I’m a big fan of astronomer Phil Plait’s “Bad Astronomy” blog. Plait opens his April 1st article (no joke) titled “At the Heart of the Milky Way Galaxy” like this:
Our galaxy, the Milky Way, is a ridiculously huge collection of gas, dust, and stars … something like 200 billion stars, give or take.
That’s a lot.
In our neck of the woods stars are pretty far apart, from 20 trillion to 50 trillion kilometers on average. The nearest star known to the Sun, Proxima Centauri, is about 40 trillion kilometers away. But in the center of the galaxy—downtown—they’re packed a lot more closely together. A cube just big enough to fit the Sun on one side and Proxima on the other would hold 1 million stars if it were in the galactic core. A million.
Think about it like this. If the center of the Milky Way is like the bright lights of Las Vegas packed with two million people, you’re living out in the high desert alone, your nearest neighbor being a couple miles away, the only movement on the horizon being the rolling tumbleweed.
Over the centuries countless people have equated human importance with geographic location. In short, our significance is tied to our centrality. Consequently, if we’re not at the center of everything, then our significance is called into question. So if you view the human species consigned to a quiet life out in the high desert far from the bright lights and bustle of the dazzling casinos that line the strip, it’s no surprise that you might be inclined to call into question our place in the universe.

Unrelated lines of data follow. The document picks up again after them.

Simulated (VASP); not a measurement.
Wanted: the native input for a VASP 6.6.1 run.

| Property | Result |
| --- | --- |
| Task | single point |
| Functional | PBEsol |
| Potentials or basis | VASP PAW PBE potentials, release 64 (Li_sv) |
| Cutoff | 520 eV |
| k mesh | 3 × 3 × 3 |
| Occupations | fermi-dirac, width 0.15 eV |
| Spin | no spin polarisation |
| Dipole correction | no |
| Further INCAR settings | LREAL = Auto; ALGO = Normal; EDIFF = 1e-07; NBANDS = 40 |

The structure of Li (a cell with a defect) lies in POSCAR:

For centuries Christians fanned the flame of the “geographic centrality thesis”, particularly in the Ptolemaic cosmology that placed planet earth as the center of the cosmos. To be sure, there are countless instances where geographic centrality is indicative of significance. But Christians would be wise to eschew any attempt to tie existential human significance to geographic placement in the cosmos. These assumptions are highly dubious (see, for example, my article “Does the size of the universe support atheism or Christianity?“). Nonetheless, they have been deeply corrosive of Christian belief in the modern world.
If you still find yourself gazing out longingly at the bustling core, remember that at the center of the galaxy, millions of stars in close proximity means the ongoing threat of gravitational perturbations, supernovae, radiation, gamma-ray bursts and countless other fatal threats. In short, we wouldn’t last long in the bright lights of that big city.
Perhaps the relative isolation of the high desert is not so bad after all.